It’s hard to believe, but Iowa is a more dangerous state than Florida where drunk driving is concerned. MADD knows it, the NHTSB knows it, and the state lawmakers are ready to do something about it. Considering national drunk driving fatality rates are up 14%, now is the time to act. One of the best ways to get a better hold on drunk driving is with a new law that requires Iowa ignition interlock devices for all OWI offenders.
Currently an Iowa ignition interlock device is only required for some OWI convictions.
We see a few standard ways that states hold drunk drivers accountable. In New Mexico, an offender’s vehicle can be impounded, and that state is looking at denying a convicted drunk driver the ability to purchase alcohol. That state also has an all-offender ignition interlock policy for drunk drivers, and has been a model state for the rest of the U.S. in the effectiveness of interlock programs. Other states, like Montana, have 24/7 sobriety monitoring programs that require offenders to submit a breath sample periodically through the day into a device that doesn’t prevent them from driving.

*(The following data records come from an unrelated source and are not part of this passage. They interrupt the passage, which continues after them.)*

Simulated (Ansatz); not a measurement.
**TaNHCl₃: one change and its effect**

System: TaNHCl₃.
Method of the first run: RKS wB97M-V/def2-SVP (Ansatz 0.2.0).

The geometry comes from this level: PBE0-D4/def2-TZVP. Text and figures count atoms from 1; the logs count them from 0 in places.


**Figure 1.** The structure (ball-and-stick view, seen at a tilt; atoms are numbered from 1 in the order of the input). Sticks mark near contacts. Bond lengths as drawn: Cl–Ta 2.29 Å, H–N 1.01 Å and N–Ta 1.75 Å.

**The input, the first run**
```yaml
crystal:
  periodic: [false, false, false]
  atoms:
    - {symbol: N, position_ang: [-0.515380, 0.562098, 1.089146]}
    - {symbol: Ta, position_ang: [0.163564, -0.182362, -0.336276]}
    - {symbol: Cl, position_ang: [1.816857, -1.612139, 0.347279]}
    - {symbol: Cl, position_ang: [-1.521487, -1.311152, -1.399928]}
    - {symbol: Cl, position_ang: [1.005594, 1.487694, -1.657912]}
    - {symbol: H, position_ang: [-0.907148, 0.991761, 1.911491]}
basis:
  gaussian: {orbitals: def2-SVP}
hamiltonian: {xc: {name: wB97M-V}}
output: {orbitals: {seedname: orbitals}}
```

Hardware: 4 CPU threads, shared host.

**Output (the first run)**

All states have interlock requirements, but the Iowa ignition interlock penalty could increase this year, along with a 24/7 sobriety monitoring program. Two new bills were just introduced to the state legislature to require interlocks for all OWI offenders, along with sobriety monitoring twice daily.
Ignition interlocks effectively prevent drunk driving incidents by disabling a vehicle if alcohol is detected. 24/7 sobriety monitoring cannot boast the same results. Iowa needs to increase the penalties for drunk driving so that the number of incidents can fall. Implementing the right policy for the crime is the key to solving that dilemma, but it is really just as simple as trusting the most reliable method of stopping drunk drivers in the act of driving drunk: ignition interlock devices.